Four decades ago, Joan Ganz Cooney and her colleagues created the gold standard for using mass media to educate children when they founded the long-running kids' program Sesame Street. Today, the Joan Ganz Cooney Center, the nonprofit research organization Ganz Cooney founded, is pushing for an overhaul of children's media legislation that may prove no less far-reaching.
The center's recent report, D is for Digital, analyzes the impact of digital media on kids and reaches some striking conclusions. "Federal regulatory bodies, such as the Federal Communications Commission, and voluntary industry, public interest advocacy and philanthropic organizations, should advance policies that protect children from commercialism," the center writes. "A revitalization of the Children's Television Act needs to be undertaken to modernize the child protections now called for in a digital age."
I heartily second the recommendation. I do not profess to be an expert on regulation, but I am a student of the impact of interactive media on children and young adults. I have been chronicling the explosion of virtual worlds for children over the past year and a half at Ypulse, a Web site that covers marketing to young people. Last autumn I held a conference on younger teens, or "tweens," and technology.
We clearly need to develop standards when it comes to kids' digital media. One of the major goals of the Children's Television Act was to increase the quantity of educational broadcast TV programming for children. But it was enacted in 1990 and predates much of the digital era. And other than subsequent FCC rules on digital TV and the Children's Online Privacy Protection Act, which prevents personal data collection from children under 13 without parental consent, there's a dearth of rules and guidelines for kids' digital media. What's more, the standards for what constitutes "educational" content are weak at best.
Digital media—whether delivered via the Internet, cell phones, Apple (AAPL) iPods, or mobile gaming devices—is saturated with ad-supported content. And unlike TV ads, much digital marketing is interactive and immersive. Even broadcast TV is changing how it delivers commercials in an age where multitasking youth have become adept at using ad-skipping technology like digital video recorders. Marketers are increasingly placing products within shows, or even crafting entire shows or vignettes around a brand, using so-called branded entertainment. For instance, various companies promote brands on youth-targeted networks like the CW through "content wraps," serialized vignettes that appear at various intervals throughout a show.
Companies including Disney (DIS) and Viacom's (VIA) Nickelodeon plan to spend hundreds of millions of dollars developing virtual worlds and casual games for kids; we're seeing the proliferation of Web sites connected to real-life toys, including Webkinz, Build-a-Bear (BBW), LEGO, and Mattel's (MAT) Barbie.

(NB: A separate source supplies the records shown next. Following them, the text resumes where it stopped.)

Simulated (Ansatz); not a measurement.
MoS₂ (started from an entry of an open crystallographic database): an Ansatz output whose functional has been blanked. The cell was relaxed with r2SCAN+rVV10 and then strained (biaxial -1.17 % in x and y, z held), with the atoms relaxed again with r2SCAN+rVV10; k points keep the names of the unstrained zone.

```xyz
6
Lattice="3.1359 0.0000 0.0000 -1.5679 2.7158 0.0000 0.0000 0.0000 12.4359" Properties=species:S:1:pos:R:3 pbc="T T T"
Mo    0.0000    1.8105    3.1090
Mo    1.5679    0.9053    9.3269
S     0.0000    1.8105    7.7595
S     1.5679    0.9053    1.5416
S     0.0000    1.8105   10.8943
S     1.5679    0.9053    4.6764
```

There's little doubt as to the reason behind these efforts. At this year's Consumer Electronics Show, a Mattel executive proudly announced that the company won't run any outside advertising in its Barbie Girls virtual world. Come on. The entire site is a Barbie ad. On Web sites like Stardoll, children under 13 can dress their avatars in virtual DKNY clothes.
There are no requirements or standards for labeling online advertising or for transparency around this type of sponsor integration within virtual worlds. There are also no requirements for any amount of educational content on commercial Web sites or any criteria for vetting kids' sites or electronic toys that claim to be educational.